On the whole, in what I consider to be a baffling divergence from best tenets of the ideology, most libertarians I have met support devolution and the right to secede. This fetish for the local mistakes group sovereignty for individual liberty, and can most clearly be seen as an influence on libertarian thinking in the United States, where Ron Paul and others cite states’ rights and independence as their cure to the ‘imperialism of central government’.
I disagree completely with this approach. Local government has to possess coercive powers to force those subject to it to obey its edicts, and in my view no libertarian system of government actually leaves room for local government on any level.
Why should it? A libertarian government is at its core a legal framework for the defence of right and property. It is my belief that libertarians should aspire for all people to possess equal negative liberty, and equal levels of liberty can only be ensured by a centralised libertarian administration. The justification for local government is that it allows government to be different to suit local wishes – but under a libertarian system people do not have the right to coerce their neighbours, whose freedoms are protected, and the only outcome possible is differing levels of freedom across different areas.
Given that the proper defence of freedom and property is undertaken by the central, minarchist libertarian state, there remains no area in which a libertarian local government could properly legislate. Any action undertaken by a local government could only impinge upon liberty more than is necessary, and is thus an un-libertarian action.

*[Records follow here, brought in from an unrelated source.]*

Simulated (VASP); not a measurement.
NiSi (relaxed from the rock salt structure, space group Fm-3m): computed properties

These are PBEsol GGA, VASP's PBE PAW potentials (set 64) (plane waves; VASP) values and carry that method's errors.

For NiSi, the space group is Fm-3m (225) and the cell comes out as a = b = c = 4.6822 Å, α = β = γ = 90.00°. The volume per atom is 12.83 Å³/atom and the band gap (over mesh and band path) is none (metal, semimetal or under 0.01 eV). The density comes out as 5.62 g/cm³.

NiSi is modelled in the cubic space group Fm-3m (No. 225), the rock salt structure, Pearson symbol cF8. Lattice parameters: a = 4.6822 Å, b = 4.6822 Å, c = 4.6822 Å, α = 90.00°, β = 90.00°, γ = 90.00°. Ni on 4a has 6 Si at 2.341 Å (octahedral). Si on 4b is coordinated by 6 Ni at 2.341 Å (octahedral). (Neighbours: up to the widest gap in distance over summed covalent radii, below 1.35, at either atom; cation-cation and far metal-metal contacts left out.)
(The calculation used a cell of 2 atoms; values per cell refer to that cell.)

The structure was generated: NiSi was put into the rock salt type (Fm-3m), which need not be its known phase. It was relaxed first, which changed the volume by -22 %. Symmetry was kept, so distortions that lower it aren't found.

The waters are muddied further by the problem of demarcating the areas and groups granted such autonomy. For example, if Wales voted to secede from the United Kingdom, why should inhabitants of Wales who voted against that policy be forced out of the UK? The legitimacy of ‘Wales’ as an entity might not be something they subscribe to, and no libertarian state should allow people to lay claim to others against their individual will on the basis of group identity.
It might seem counter-intuitive, but libertarians should be centralisers. Both nationalists and localists are enemies of universal liberty, which must surely be our ideal. A patchwork of petty tyrannies informed by local ballot is not libertarian in the slightest.